Now that Regork has entered the telecommunications industry, it has become even more important to retain existing customers due to the high costs of attracting new customers. As a result, it is important to examine which customers Regork is at risk of losing, and offer them incentives to retain them. By taking data from current and former customers, we can use different analytical techniques and various machine learning methods to come up with accurate models that will allow us to effectively target customers who are at a higher risk of leaving.
library(tidyverse) # contains necessary packages for data wrangling and visualization
library(tidymodels) # contains necessary packages for machine learning models
library(vip) # variable importance plots
library(tidyr)
library(dplyr)
library(ggplot2)
First, we read in the “Customer Status” dataset
customer <- read_csv("customer_retention.csv")
Next, we will tidy the data by changing all entries such as “No Phone Service” or “No Internet Service” to “No”. This will allow us to better visualize relationships between different predictor variables and customer status by keeping things binary (yes or no). For example, if someone has no phone service, they won’t have multiple lines, so we can simply change that entry from “no phone service” to “no” in order to better clarify whether or not a customer has a certain attribute or not.
customer[customer=="No phone service"] <- "No"
customer[customer=="No internet service"] <- "No"

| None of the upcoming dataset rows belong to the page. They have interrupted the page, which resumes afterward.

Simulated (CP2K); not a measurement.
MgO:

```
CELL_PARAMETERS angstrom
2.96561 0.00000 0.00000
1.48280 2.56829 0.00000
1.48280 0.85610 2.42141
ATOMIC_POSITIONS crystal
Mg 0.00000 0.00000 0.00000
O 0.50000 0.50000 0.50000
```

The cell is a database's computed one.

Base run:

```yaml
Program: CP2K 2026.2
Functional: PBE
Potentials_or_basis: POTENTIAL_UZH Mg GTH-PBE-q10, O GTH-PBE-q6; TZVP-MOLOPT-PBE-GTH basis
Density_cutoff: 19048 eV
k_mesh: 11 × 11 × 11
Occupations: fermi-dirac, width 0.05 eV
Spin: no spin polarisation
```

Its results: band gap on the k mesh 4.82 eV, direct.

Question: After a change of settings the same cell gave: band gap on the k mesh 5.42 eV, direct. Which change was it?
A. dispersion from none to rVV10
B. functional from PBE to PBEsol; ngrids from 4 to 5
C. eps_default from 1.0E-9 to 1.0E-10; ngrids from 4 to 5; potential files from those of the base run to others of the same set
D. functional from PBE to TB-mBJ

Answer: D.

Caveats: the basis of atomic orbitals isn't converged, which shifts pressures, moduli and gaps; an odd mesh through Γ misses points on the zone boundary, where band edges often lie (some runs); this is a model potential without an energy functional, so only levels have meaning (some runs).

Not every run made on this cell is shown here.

Next, we will perform some exploratory analysis using tables and plots to examine some of the predictor variables and find some underlying trends in the data to see why some customers leave.
table(customer$Contract, customer$Status)
##
## Current Left
## Month-to-month 2204 1643
## One year 1300 165
## Two year 1639 48
In the above table, we see that those with a month-to-month contract tend to leave at a much higher rate than those who have/had one or two year contracts. As a result, we may want to incentivize one and two year contracts to reduce customer churn, which is a bigger problem among customers with the monthly plan.
ggplot(customer, aes(x=PaymentMethod, fill=Status)) + geom_bar(position="dodge")+
scale_x_discrete(guide = guide_axis(n.dodge=2),name = "Customer Payment Method") +
labs(
title = "Payment Method vs Customer Status",
)
In this plot, we see that Those who pay with electronic check tend to leave at a much higher rate than those who pay with other methods. Therefore, we may need to incentivize those who pay with this method.
ggplot(customer, aes(x=InternetService, fill=Status)) + geom_bar(position="dodge")+
scale_x_discrete(name = "Customer's Internet Service ") +
labs(
title = "Internet Service vs Customer Status",
)
Those with fiber optic internet service tend to leave at a much higher rate than those with DSL or no internet. This is very surprising, considering fiber optic tends to be the faster and more reliable form of internet service. Nonetheless, we may need to incentivize customers with fiber optic service to reduce churn.
customer %>%
group_by(Status) %>%
summarize(avg_tenure = mean(Tenure))
## # A tibble: 2 × 2
## Status avg_tenure
## <chr> <dbl>
## 1 Current 37.6
## 2 Left 18.0
This chart shows that our current customers have an average tenure of 37.5 months, and that our former customers left on average at 18 months. With this knowledge we may want to offer some incentives for customers to stay with us for 1 and/or 2 years in order to reduce customer churn when it is most common.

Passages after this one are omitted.